Reflections on Japan

It has been a week since I came back from Japan and I’ve had some time to reflect on my experiences there. I got a good dose of the day to day operations in one of the largest cities in the world, as well as a large helping of Japanese culture.

Busy Shibuya crossing

There was a lot to learn and absorb, so here are some of things I took away from the trip…
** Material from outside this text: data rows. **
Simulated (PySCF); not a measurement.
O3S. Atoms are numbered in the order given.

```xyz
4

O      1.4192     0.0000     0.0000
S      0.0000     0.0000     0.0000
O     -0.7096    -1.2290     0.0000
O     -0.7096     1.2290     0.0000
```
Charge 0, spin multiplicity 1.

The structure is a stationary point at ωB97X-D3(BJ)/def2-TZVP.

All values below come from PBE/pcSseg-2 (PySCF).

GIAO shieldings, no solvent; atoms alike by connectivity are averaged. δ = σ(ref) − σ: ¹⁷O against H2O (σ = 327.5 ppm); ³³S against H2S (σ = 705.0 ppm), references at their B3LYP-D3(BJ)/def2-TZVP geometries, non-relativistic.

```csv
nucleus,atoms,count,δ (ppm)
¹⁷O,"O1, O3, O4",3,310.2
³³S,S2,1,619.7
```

  • There is an expected code of behavior for everyone who is out in public: No one does anything to inconvenience another human being
    • Everyone is extremely courteous
    • Drivers let pedestrians cross in front of them at the cross walk
    • There is almost no litter anywhere
    • Things like smoking in the streets is almost non-existent; everyone uses designated smoking areas
    • Despite the courteousness of society, the Japanese have almost no sense of personal space – they will cram onto trains, busses, elevators, shops, and try to use space most efficiently
      • Because of this, there are train cars specifically for women to use during peak times
  • The whole of society is very rule abiding
    • Almost no one crosses the street when the light is red, even if there are no cars coming
    • Drivers are conscientious about the speed they are driving, each lane on a motorway has an implied speed that everyone travels at
  • I felt extremely safe in Tokyo, I had no fear of being pick pocketed, mugged, or otherwise fall victim to crime
  • No one talks on the phone on public transport (trains, busses) as it is considered extremely rude and infringes on others’ senses (texting is the norm on trains)
    • I’ve seen conversations end as people come on to the train with “I’m getting on the train, I’ll call you later or text you”
    • Those that do have to take a call on the train do so in a very discrete manner
  • Every single store clerk, from major department store to street vendor greets you when you come in… “irrashaimase~!”
  • It’s pretty easy to get help in a store or train station, just yell out “sumimasen!” and someone will typically come to tend to your needs
  • Store clerks are very transparent during a transaction, they will acknowledge that you’ve given them money, count the amount out loud, announce that you will be receiving change, and then proceed to count out the amount of change out loud
  • It is still a very cash oriented society, most places (save for the big department stores, big electronics retailers, fancy restaurants, and hotels) do not take credit card
  • Everything is extremely punctual – the train system is almost always on time to the minute… you can set your watch by it
    • You can plan a rail journey from one side of the country to the other, make multiple connections, and know exactly when you will arrive
    • In 2003, the average delay on the entire Shinkansen network was 6 seconds (source)
  • Technology, while pervasive, doesn’t stand out
    • Mobile devices are built into everyone’s daily lives
    • Devices aren’t necessarily more advanced than what is in the rest of the world, but the infrastructure and capabilities are
    • Most phones are connected to data, but I saw very few full featured smart phones
      • Flip phones are extremely popular
      • Data is extremely pervasive, and easy to access on a mobile device
      • With something as simple as a phone number, someone could look up all the relevant information about a business (such as a hotel)
    • Broadband speeds are pretty amazing, wired and wireless; the wireless broadband is faster than my home internet connection, while costing the same or less
    • GPS units, on the other hand, are very advanced… streetview with rendered buildings and landmarks, ftw!
  • Being a tourist (especially somewhere like Tokyo) is extremely easy; If you are recognized as a foreigner, the locals understand and will try to help you out
    • Conversely, if you look Asian (like I do), it is assumed you speak Japanese… this caused no end of problems and amusement in stores
    • Many restaurants in Tokyo (and other tourist hot-spots) have English or picture menus for tourists to use

That’s all for now, I think. I’ll finish this up with one of my favorite souvenirs from Tokyo: printouts of all the local rail trips I took using my Suica.

Suica!

As you can see, I’d been to Akihabara a few times, though my favorite of all was when I went to Washinomiya. The rail fare for that trip cost about 1000 yen in total one way.

A day in Kyoto – Shrine visits

Greetings from 34000 feet above above the Pacific Ocean! Please excuse the poor quality of the picture, the built in camera on my netbook can only do so much in such low light!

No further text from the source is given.